On Thu, Dec 12, 2002 at 12:10:05AM -0500, Matt Zimmerman scribbled:
> On Thu, Dec 12, 2002 at 01:08:37AM +0100, Marek Habersack wrote:
> > Hello everybody,
> > 
> >   First of all - I'm pissed off, so ignore any inflammatory comments should
> > I miss to spot them in what I'm going to write. 
> > 
> >   So, is Sid supposed to be a place where maintainers upload broken packages
> > so that others hit the problem and report them as bugs? And I'm not talking
> > about big problems, no:
> > 
> > http://bugs.debian.org/cgi-bin/bugreport.cgi?bug=172677
> Yes, this is exactly the sort of problem that should be found in unstable.
> The maintainer obviously tested that the package installed correctly for
It is not. See the other mails, I don't want to repeat the arguments again.
The code responsible for the bug was never tested by the maintainer - a
trivial test was needed.

> him; the rest is easily parallelized by unstable users.  By running
> unstable, you are volunteering to participate in this testing, and if
> someone has misrepresented Debian unstable to you as a production-ready
Oh, come on! I'm tired of that argument, really. I'm not as dumb as I
might've seen from my mail - I _do_ realize that unstable can have bugs,
trust me. But I also expect the packaging scripts in the .deb to be tested
in a basic way. Nah, I won't be repeating the arguments again - I would be
too obnoxious I think :)

> operating system, they (and you) were misled.  Maintainers are human and
> make mistakes, and even when they don't, things go wrong that are not the
> maintainer's fault.
First of all, note that I am also a maintainer of several packages, so I
suppose I don't fall in the "someone" category. Second of all, the bugs I
mentioned should _never_ happen, even in experimental. They require trivial,
really trivial and obvious tests. If what you're saing is that people can
fire and forget their packages without testing, then I dread for the
Debian's future.

> In the BTS, you state:
> > No, ustable[sic] is not for breaking people's work machines, sorry.
> If your work is incompatible with the nature of unstable, then consider
> running something else on your work machine.
My work is maintaining the few several packages in Debian and working with
software that requires me to run Linux kernel 2.5.x and the latest software
from Sid. And it has nothing to do with my complaint.

> Also from the BTS:
> > 'unstable' doesn't mean 'broken'
> 'unstable' means 'unstable'.
> From WordNet (r) 1.7 [wn]:
>   unstable
>        adj 1: lacking stability or fixity or firmness; "unstable political
>               conditions"; "the tower proved to be unstable in the
>               high wind"; "an unstable world economy" [ant: {stable}]
>        2: highly or violently reactive; "sensitive and highly unstable
>           compounds"
>        3: affording no ease or reassurance; "a precarious truce" [syn:
>            {precarious}]
>        4: suffering from severe mental illness; "of unsound mind"
>           [syn: {mentally ill}, {unsound}]
>        5: disposed to psychological variability; "his rather unstable
>           religious convictions"
>        6: subject to change; variable; "a fluid situation fraught with
>           uncertainty"; "everything was unstable following the coup
>           [syn: {fluid}]
Thanks, I will try to listen more carefully on my English lessons.

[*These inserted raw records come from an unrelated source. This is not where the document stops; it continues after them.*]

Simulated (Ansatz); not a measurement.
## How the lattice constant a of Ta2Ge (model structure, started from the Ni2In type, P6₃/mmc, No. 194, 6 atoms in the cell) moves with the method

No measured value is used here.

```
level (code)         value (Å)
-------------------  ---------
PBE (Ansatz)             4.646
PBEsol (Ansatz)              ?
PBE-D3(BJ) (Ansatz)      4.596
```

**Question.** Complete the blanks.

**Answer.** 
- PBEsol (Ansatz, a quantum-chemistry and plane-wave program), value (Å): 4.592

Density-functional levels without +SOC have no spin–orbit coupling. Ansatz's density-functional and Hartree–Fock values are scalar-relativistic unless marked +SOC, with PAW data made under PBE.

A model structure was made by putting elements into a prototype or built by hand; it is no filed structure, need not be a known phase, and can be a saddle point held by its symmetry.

> I think definition 3 is most applicable in this case.
I think you missed the point of my mail. Totally.

> I think you have acted disrespectfully in handling this bug, and more so by
> trying to stir up more conflict on debian-devel.
I am not trying to stir anything. I have made notes about possible
inflammatory comments and I have made it clear that flame is not my
intention. Other posters seem to have noticed that, you seem to have missed
not only the whole point of the mail but also those notes I mentioned.

> By the way, your suggestion:
> > if you remove a file which you aren't sure whether
> > it exists or not, it is nice to do
> > 
> > rm -f /path/to/file || true
> > 
> > instead of
> > 
> > rm -f /path/to/file"
> is silly; the entire purpose of the '-f' option to rm is to ignore errors.
Yeah, I'm silly. Fine. If that was the point of your mail, you scored.